Kevin Keegan, Chief Human Resources Officer is Principal Connections’ HR Leader for the Month of May 2018.
Following an early career as a consultant organisational psychologist, Kevin has gone on to hold some of the most prestigious HR leadership positions this country has had to offer. Over his term Kevin has held positions including: Divisional HR Director – Kerry Group, Vice President of Human Resources – State Street, Group HR Director – Treasury Holdings, Group HR Director – Greencore and HR Director – Ulster Bank. Latterly, Kevin was Group Chief Human Resources Officer for Digicel based in Jamaica before returning back to Ireland.
Q. Tell us a little bit about Kevin Keegan the person, and of course, the professional?
Born a shopkeeper’s son from Tullamore, Co. Offaly, I started working in the family business at the age of 8. I think dealing with so many diverse staff, suppliers and customers from such a young age is where my interest in people and how they think and act began. I went on to study for a BA in Psychology at University College Dublin and an MSc in Work and Organizational Psychology at Dublin City University before starting my career as a consultant organizational psychologist with PCS and subsequently taking up a talent role with Kerry Group and progressing to Divisional HR Director. Since then I’ve undertaken a number of senior HR leadership roles at a variety of Irish and international companies, most recently as Chief Human Resources Officer with Digicel based in Jamaica. I have just returned to Dublin with my partner. I am currently consulting with a number of companies. Outside of work I’m passionate about travel, fitness martial arts and rugby.
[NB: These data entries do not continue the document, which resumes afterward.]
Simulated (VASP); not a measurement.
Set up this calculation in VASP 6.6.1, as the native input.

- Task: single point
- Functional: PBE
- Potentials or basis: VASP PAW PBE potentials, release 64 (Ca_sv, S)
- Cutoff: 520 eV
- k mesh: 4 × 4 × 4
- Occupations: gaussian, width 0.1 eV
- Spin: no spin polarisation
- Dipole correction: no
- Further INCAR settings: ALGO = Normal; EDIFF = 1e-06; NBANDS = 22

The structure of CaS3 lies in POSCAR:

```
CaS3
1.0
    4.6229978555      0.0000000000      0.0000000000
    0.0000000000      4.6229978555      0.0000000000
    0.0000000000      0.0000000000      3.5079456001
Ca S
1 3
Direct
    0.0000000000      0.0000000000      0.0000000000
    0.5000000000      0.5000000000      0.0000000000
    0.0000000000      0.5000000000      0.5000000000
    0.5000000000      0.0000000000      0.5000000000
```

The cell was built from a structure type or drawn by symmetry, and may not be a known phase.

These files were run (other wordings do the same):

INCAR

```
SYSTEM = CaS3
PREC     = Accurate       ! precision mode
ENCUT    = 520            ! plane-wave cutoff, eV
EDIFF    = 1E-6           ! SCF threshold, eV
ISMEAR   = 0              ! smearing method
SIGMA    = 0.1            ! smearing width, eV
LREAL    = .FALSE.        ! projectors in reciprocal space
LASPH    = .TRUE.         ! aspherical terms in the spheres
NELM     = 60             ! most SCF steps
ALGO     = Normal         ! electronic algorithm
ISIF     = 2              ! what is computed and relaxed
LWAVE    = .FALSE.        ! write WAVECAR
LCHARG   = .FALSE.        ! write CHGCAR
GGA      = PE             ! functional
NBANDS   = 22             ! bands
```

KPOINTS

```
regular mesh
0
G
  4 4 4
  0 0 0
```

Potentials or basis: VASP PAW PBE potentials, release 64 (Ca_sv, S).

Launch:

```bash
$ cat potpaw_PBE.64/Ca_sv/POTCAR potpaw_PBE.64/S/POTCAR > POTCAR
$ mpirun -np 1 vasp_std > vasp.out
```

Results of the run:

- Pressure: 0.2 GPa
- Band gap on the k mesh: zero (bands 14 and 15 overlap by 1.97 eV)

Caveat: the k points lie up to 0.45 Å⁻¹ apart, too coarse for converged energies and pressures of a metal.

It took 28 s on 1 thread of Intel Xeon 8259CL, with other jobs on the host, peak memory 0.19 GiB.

Q. Describe your organisational background?
From Kerry Group, I moved on to become VP of HR at State Street before becoming Board Director and Group HR Director at Treasury Holdings. This was followed by a position as Group HR Director at Greencore and HR Director at Ulster Bank before my most recent role as Group Chief Human Resources Officer at Digicel. I’m currently consulting and doing interim work. These roles have given me the opportunity to live in Ireland, UK, US, China, Netherlands and Jamaica and develop talent in geographies as diverse as Europe, Asia, Central and South America and the US.
Q. What do you see as the key challenges facing Chief People Officers / Human Resources Directors today?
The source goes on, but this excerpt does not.